The Humane Society of the United States considers a puppy mill a breeding facility that produces purebred puppies in large numbers with problems like overbreeding, inbreeding, minimal veterinary care, poor quality of food and shelter, lack of human socialization, overcrowded cages and the killing of unwanted animals.

HB 3192 would have targeted breeders that raise dogs in these conditions.

The problem is that no one would second the motion, so it has been killed for the year.

Oklahoma has more than 600 breeders registered with the Department of Agriculture. The only state with more is Missouri.

This bill would ensured that breeding facilities are kept at an acceptable standard by having veterinarians grade them. If the facility did not pass inspection, the breeder would be unable to sell the animals.

Since 2000, more than 10 breeders have had their operations shut down. This is 10 out of 600. How many more puppy mill-like conditions exist in the 590 others?
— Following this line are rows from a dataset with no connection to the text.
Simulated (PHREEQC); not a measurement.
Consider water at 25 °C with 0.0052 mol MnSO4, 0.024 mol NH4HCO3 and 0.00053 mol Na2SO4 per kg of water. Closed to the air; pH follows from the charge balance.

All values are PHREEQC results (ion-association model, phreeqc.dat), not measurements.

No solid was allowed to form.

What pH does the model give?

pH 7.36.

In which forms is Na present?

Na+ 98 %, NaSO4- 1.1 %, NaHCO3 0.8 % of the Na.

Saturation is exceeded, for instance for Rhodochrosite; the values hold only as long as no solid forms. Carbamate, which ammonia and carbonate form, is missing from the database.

The public cannot know until we have licensed inspectors to view them all. Meanwhile, state health inspectors have more important things to do than drive out to the ‘boonies’ to check them out.

Allowing veterinarians to be licensed and to do it would make it a more plausible idea.

Of course, they can only inspect registered dog breeders, and many breeders sell their animals to pet shops without having to show any sort of “clean bill of health.”

While there are problems with any bill introduced or law enacted, this one could have at least been given more of a chance to develop before being shot down.

The real problem I have with the legislature is that it is ready and willing to pass laws to allow Burns Hargis to become president early and move into his house months before he was supposed to — but a bill like this, which is meant to actually protect not only the animals in this state, but also the responsible breeders and owners who love them — is allowed to languish.

Is it really so important that Hargis takes office early?

I understand that it will allow him to weigh in on the budget, but to make something like that such a priority when those same legislatures don’t give a damn about the welfare of our animals is not only sad, but despicable.

I am in no way stating that the bill introduced to help elect Hargis is not useful or does not have the good of OSU at its heart, but surely people can see the fallacy shown by brushing off another important issue so easily.

Perhaps if animal rights supporters had more money to throw around, much like the way a college brings in revenue for the state, this would be a different story.

Unfortunately, those who support animal rights have more important things to spend money on than lobbying their legislature — like their animals.